A review by skylarh
Defendiendo Lo Indefendible by Óliver Serrano Gil, Walter Block, Murray N. Rothbard

2.0

I’ve heard all of the economic arguments made in this book before, and I have in fact heard even better ones. The only thing new is the author’s sensationalist approach to the topics. I have often said that I “lean libertarian,” but this book reminded me of why I don’t fall over. It certainly didn’t lean me farther over into the libertarian camp, and, if anything, it straightened me up a little.

While I can buy many of the economic and political arguments made in this book, I cannot buy most of the moral ones. The author seems not to recognize that one can, with good reason and justification, find an act morally reprehensible and worthy of verbal condemnation without, at the same time, insisting it be illegal. Instead of merely defending the right to engage in certain behaviors, or showing how the benefits of allowing them outweigh the harms of prohibiting them, the author tries to argue that the harm doesn’t exist, or at least not to anyone but the individual, who has a right to harm himself. But this is absurd, this idea that any man is an island, and that what he does with regard to drugs or prostitution or gambling or the like affect no one in the world but him. Had the author kept his arguments in the political and economic realm, and not gone about calling drug dealers and pimps "heroes," or saying “the institution of child labor is an honorable one, with a long and glorious history of good works,” I might have been more inclined to be persuaded. You may tell me that it is better that the poor child in India be legally free to work for a few cents an hour in a factory than that she suffer the alternatives of starvation or prostitution that would likely result from a prohibition of child labor, but please do not feed me this nonsense. You may tell me that crime and societal costs, in the overall, will be reduced by the legalization of drugs, but please do not tell me the addict harms no one but himself or that addiction does no real damage.

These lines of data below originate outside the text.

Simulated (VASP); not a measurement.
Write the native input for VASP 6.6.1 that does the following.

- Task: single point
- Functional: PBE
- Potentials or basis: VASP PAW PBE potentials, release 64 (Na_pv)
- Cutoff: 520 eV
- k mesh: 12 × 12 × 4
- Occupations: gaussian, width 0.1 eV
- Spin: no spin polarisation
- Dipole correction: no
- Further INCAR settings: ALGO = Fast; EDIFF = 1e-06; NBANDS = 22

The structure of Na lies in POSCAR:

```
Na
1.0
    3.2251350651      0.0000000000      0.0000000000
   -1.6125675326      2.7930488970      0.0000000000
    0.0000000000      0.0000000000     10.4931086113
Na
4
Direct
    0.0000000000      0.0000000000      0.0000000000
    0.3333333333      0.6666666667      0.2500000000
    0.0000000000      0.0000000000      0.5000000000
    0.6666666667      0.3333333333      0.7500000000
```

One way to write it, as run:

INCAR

The author’s arguments often leave many questions and objections unanswered and have holes one could step through. When arguing against the prohibition on child labor, for instance, he refers to Murray N. Rothbard’s homesteading theory to establish that child labor is in fact voluntary, but he completely fails to address the fact that this picture does not reflect the majority of cases of child labor, that child laborers are not in fact leaving home and becoming able to support themselves but are instead remaining at home and kicking back a share of their income to their parents. What of these (majority) cases? Part of his argument for child labor also inolves an argument against the existence of parental responsibility, and this argument in turn hinges on an obscure point involving rape and consent to conceive that is completely overturned by the current easy and legal availabilty of abortion, which makes any birth a choice. His arguments regarding slander, libel, and many other issues are equally thin in places. It's as if he builds his arguments with precariously stacked Jenga blocks - remove one and the whole structure will topple.

This book reminds me of how truly lost in the realm of pure ideology the libertarian is. This is what divides the pure libertarian and the libertarian-leaning conservative, I suppose: the libertarian thinks you can take a single idea, make it your standard, and everywhere apply it with merciless consistency and thereby achieve objectively good results. In the libertarian’s case, the standard is (and Walter Block encapsulates this in this book) that the ONLY wrong is the initiation of violence against person or property, and the initiation of violence against person or property is ALWAYS wrong. That’s it. Libertarianism in a nutshell. Now apply that one thought to every human, moral, political, and economic interaction. It’s a single mindedness and consistency that is at once impressive and a little frightening. Just do this one thing, ever and always, and all shall be well and all manner of things shall be well. Yet this ideology, pure and consistent though it may be, does not comport with reality as conservatives (or liberals for that matter, but I talk of conservatives here) know it. Reality, as conservatives know it, involves constant trade-offs. And these trade-offs are not between that which is “good” (as all the “undefendable” actions in this book are defended as being) and that which is “bad,” but rather between that which is “bad” and that which is “worse.” You may perhaps convince the conservative that by prohibiting the “undefendable,” he is making matters worse, but do not try to convince him that the undefendable is, in and of itself, a good. I think the same thing may be said of the liberal, but I am not sure, because the liberal perspective does not so much involve this bad/worse trade-off view of the world. Still, I think you’d have a better chance convincing the liberal, for instance, that profiteering is “better” than the alternative than convincing him that profiteering is “good.”